One of the longest-running issues cited by capital markets watchers in Thailand is the issue of the country’s two derivatives exchanges, the Thailand Futures Exchange (TFEX) and the Agricultural Futures Exchange of Thailand (AFET).
Although trading volumes continue to increase and new products are in development, it has long been thought by many in the sector that these trading platforms would be better off being combined. This would allow for an improved count of some of the crucial metrics that determine the success of an exchange: enough investors, enough trading and enough securities options. Despite various considerations having presented insurmountable complications to merging the two exchanges in the past, the idea remains on the table.
TFEX: The TFEX is owned by the Stock Exchange of Thailand (SET) and is the home to non-agricultural derivatives trading. Activity began in 2006 with the trading of a futures contract based on the SET50, the country’s benchmark equities index. The bourse reported substantial growth in 2011, as the number of accounts surged 50% to 62,883 and trading volume more than doubled. That is in part due to new products, such as gold, silver and oil futures, but also thanks to a night-trading session.

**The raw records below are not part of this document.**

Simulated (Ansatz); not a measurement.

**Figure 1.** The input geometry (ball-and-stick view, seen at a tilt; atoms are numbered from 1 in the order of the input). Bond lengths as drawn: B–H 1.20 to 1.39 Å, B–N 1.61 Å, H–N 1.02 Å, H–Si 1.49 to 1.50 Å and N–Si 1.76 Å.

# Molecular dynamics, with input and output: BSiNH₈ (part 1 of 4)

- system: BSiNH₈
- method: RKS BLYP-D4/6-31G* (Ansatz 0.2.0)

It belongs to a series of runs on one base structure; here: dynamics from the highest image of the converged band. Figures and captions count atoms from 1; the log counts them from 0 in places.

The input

However, several data points show a market that remains shallow. Out of all the single-stock futures, for example, five stocks accounted for approximately four-fifths of activity, and one, Krung Thai Bank, 55%. And although night trading and new products have been a success, full-year numbers for 2011 indicate that while activity went up heavily for gold and night trading, most of the increases in activity came in the months of August and September, following which trade volumes sank. In the case of gold, volume from October to December was lower than from May to July, for example.
AFET: AFET was formed in 2004 and at present, hosts contracts for rice, tapioca and rubber, which is the most active. Like at TFEX, there is good news in the numbers: trading revenue almost doubled in 2011, for example, increasing from BT3.89m ($124,091) to BT7.5m ($239,250). However, the problem at this bourse has always been costs. Expenses in 2011 reached BT96.34m ($3.07m), against revenues of BT19.96m ($636,724) REACTION: The idea to merge the two exchanges is based on the simple logic of economies of scale and liquidity. In the past, however, there has been opposition from both sides.
The Ministry of Commerce, which owns AFET, has argued in favour of its own control over the bourse, based on the notion that an exchange that is purely based on agriculture would provide greater reflection of agricultural markets and would therefore serve as a more useful tool for farmers to gauge prices and market trends.
On the other side of the negotiating table, from the perspective of SET officials, AFET continues to rely on funding from the government. In the event that the two exchanges were merged together, or were both brought under the supervision of the SET, the company would likely suffer a hit to its balance sheet after absorbing AFET’s debt.
As long as the current government remains in power, however, it has an influential supporter of the idea of a merger: Olarn Chaipravat, an advisor to the prime minister on issues concerning the economy and education. In the run-up to the 2011 general election, Orlarn said that the two should be merged. He has also tried to make it happen previously, in 2008, when he was deputy prime minister for approximately four months under the short-lived government of Somchai Wongsawat.
In the past, ministers at the two relevant government ministries, commerce and finance, have come from different political parties, which has created obstacles. However, currently both ministries are led by politicians from the ruling Pheu Thai Party.